BUFFY, THE VAMPIRE SLAYER
Don't let that title set your expectations too high


  Five years before Sarah Michelle Gellar and company made her well-known (and - gasp! - respected) as a late-90's television icon, Buffy The Vampire Slayer was an ill-received big-screen attempt at merging horror and comedy.  I don't watch the TV show much, admittedly, and it's mostly Gellar's fault, because she's really overexposed and that super-fake modeling-contract smile of hers is starting to really get on my nerves.  But it has managed to outshine the film that spawned it, though watching it again today, it's hard not to appreciate just how easy that must've been.

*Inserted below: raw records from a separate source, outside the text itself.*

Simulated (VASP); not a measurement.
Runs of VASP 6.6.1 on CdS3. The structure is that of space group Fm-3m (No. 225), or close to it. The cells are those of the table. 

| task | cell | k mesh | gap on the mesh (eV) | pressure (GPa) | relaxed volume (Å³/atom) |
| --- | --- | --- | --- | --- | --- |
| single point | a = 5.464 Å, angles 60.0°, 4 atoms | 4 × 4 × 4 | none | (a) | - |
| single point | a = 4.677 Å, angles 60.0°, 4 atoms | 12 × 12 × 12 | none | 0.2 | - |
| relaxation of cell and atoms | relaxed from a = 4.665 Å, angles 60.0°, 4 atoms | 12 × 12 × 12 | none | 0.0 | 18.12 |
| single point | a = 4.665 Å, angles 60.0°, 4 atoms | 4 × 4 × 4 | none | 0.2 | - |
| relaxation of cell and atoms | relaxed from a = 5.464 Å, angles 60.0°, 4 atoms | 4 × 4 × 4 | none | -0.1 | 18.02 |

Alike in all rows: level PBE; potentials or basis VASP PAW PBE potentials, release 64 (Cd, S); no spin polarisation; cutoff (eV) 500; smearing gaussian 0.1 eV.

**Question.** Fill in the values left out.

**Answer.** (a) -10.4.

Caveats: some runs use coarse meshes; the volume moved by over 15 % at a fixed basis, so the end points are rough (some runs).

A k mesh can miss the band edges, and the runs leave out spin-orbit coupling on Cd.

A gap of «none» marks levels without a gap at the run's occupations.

Kristy Swanson stars as high school cheerleader Buffy (do high school cheerleaders still exist?), and she's a long, long way from the Buffy you might know from TV.  She's rude, shallow, vapid, stupid, vacuous, not too different from every other resident of that deserves-to-be-killed-by-vampires town she lives (well, shops) in, but at least she spends most of the movie wearing spandex.  One day, she's approached by a creepy stranger (Donald Sutherland) who tells her that she's The Chosen One, the latest in a long line of fearless vampire killers.  She reluctantly agrees to be trained by him in the art of vampire slaying, honing her gymnastic abilities into lethal maneuvers (the similarities between this movie and Gymkata are difficult to ignore).  Just in time, too, because an ancient bloodsucker (Rutger Hauer) and his assistant (Paul "Pee-Wee Herman" Reubens) have decided that now's the time to make their move.

If you're gonna watch this one, keep your eyes peeled because you'll see a lot of familiar faces.  Hilary Swank plays one of Buffy's (somehow) more twit-ly friends, and Ben Affleck can be spotted as a cowardly basketball player.  Stephen Root (much thinner than his days on NewsRadio) plays the high school principal.  David Arquette gets a none-too-subtle Salem's Lot homage.  And remember that silly late-night show "Studs"?  Well, the host of that show, Marc DeCarlo, plays the new-agey basketball coach ("I am a person, I have a right to the ball").

Certainly, the biggest things this movie had going for it to my mind when I saw it in 1992 were an irresistible title and a soundtrack that roped me in instantly, with some cool rare tracks from Ozzy, The Cult, and Rob Halford's first post-Priest recording.  The commercials sure weren't gonna rope me in, combining bad valley-girl comedy (haven't we seen enough?) with some pathetically unmenacing-looking vampirism.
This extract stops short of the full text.